Skip to content

Instantly share code, notes, and snippets.

@ia0
Last active March 17, 2024 16:08
Show Gist options
  • Star 4 You must be signed in to star a gist
  • Fork 0 You must be signed in to fork a gist
  • Save ia0/820ab50d4c5f0f5e3aeb841cef8e6792 to your computer and use it in GitHub Desktop.
Save ia0/820ab50d4c5f0f5e3aeb841cef8e6792 to your computer and use it in GitHub Desktop.
Writing down my mental model of unsafe

Writing down my mental model of unsafe

DEPRECATION WARNING: This document is now deprecated. The new version is available here.

TLDR: All language constructs regarding unsafe Rust (including those that do not exist yet) can be explained by a single concept: the proof type (see first section). Understanding this concept is enough to understand unsafe.

I always assumed the content of this document to be obvious, but came to realize while discussing with others that this was a wrong assumption. This document is thus for me to refer others to it when I need to explain my mental model of unsafe.

The proof type

Rust doesn't have a formal proof system. Proofs and properties are written in natural language (usually English). In my mental model, Rust provides a way to make those informal proofs and properties more explicit in Rust code and types. This is done using the following type:

/// Mathematical proofs for a given set of properties.
///
/// Proofs have no impact on execution. They only matter for type-checking. In particular, proofs
/// are `Copy`, zero-sized, and do not participate in function ABI.
///
/// The properties are never explicitly written. They are always inferred from the safety section of
/// the documentation of the item in which the type is mentioned.
#[lang = "proof"]
pub struct Proof<Properties> {
    /// A proof of the set of properties.
    ///
    /// This field is never explicitly written. It is always inferred from the safety comment of the
    /// statement in which the struct is mentioned.
    pub proof: Properties,
}

In this example, a proof is taken as argument and a new proof is returned:

/// Combines small numbers into a bigger number.
///
/// # Safety
///
/// The proof parameter properties are:
/// - The absolute value of `x` is smaller than or equal to 100.
/// - The absolute value of `y` is smaller than or equal to 100.
///
/// The proof result property is:
/// - The absolute value of the result is smaller than or equal to 1000.
fn combine(x: i32, y: i32, p: Proof) -> (i32, Proof) {
    let r = 3 * x + 2 * y;
    // SAFETY: By `p`, we know that `x` and `y` are between -100 and 100. By arithmetic, we know
    // that `r` is between -500 and 500. By arithmetic, we conclude that `r` is between -1000 and
    // 1000.
    let q = Proof;
    (r, q)
}

Digression (feel free to skip)

Using documentation and comments instead of types and code is mostly for practical reasons.

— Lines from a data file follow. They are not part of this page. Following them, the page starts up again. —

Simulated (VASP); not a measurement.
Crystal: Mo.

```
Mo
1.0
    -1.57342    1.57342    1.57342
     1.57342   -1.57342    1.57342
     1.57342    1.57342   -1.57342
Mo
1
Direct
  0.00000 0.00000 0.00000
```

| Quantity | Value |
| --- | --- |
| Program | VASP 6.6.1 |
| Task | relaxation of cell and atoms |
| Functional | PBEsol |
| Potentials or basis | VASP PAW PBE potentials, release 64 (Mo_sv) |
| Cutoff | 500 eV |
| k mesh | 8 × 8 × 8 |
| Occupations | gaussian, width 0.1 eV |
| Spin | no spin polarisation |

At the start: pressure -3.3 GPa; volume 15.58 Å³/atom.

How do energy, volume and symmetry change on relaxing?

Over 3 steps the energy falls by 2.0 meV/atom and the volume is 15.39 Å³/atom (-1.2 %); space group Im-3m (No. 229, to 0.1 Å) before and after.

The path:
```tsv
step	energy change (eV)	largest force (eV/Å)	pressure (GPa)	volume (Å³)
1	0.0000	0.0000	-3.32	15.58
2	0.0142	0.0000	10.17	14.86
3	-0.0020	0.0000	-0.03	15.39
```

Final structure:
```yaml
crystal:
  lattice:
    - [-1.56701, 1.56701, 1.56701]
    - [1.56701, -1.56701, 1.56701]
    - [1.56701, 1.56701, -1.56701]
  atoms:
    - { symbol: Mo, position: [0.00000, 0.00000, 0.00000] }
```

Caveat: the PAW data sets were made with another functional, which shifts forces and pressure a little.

It is impractical to write types like Proof<"# Safety\n\nThe absolute value of the result is smaller than or equal to 1000."> and code like Proof { proof: "// SAFETY: We know that arguments are small, so some small linear combination is only slightly bigger." }.

However, a consequence of this choice is that it looks like we get some form of type erasure, but this is only in appearance. Even though the properties are erased from the types, the programmer must know at runtime the properties of all proofs (both parameters and results). For example, having a vector of function pointers like Vec<fn(Proof)> would need the programmer to know for each element, what are the properties expected to hold to call the function, because they may differ from one element to the other.

Vocabulary

I'll call pre-conditions (or requirements), proofs taken as parameter. And I'll call post-conditions (or guarantees), proofs that are returned. In particular, when calling a function, one has to prove the requirements and get back guarantees that can be used to prove future requirements. Note that pre-conditions may refer to code that happens after the function. For example, Pin::get_unchecked_mut() has a pre-condition that the result must not be moved, which is a property about what happens after the function is called. Similarly, a post-condition may refer to data that used to exist before the function was called. For example, slice::is_sorted() has a post-condition that the input is sorted if the result is true (assuming the standard library wishes to expose this post-condition for safety concerns).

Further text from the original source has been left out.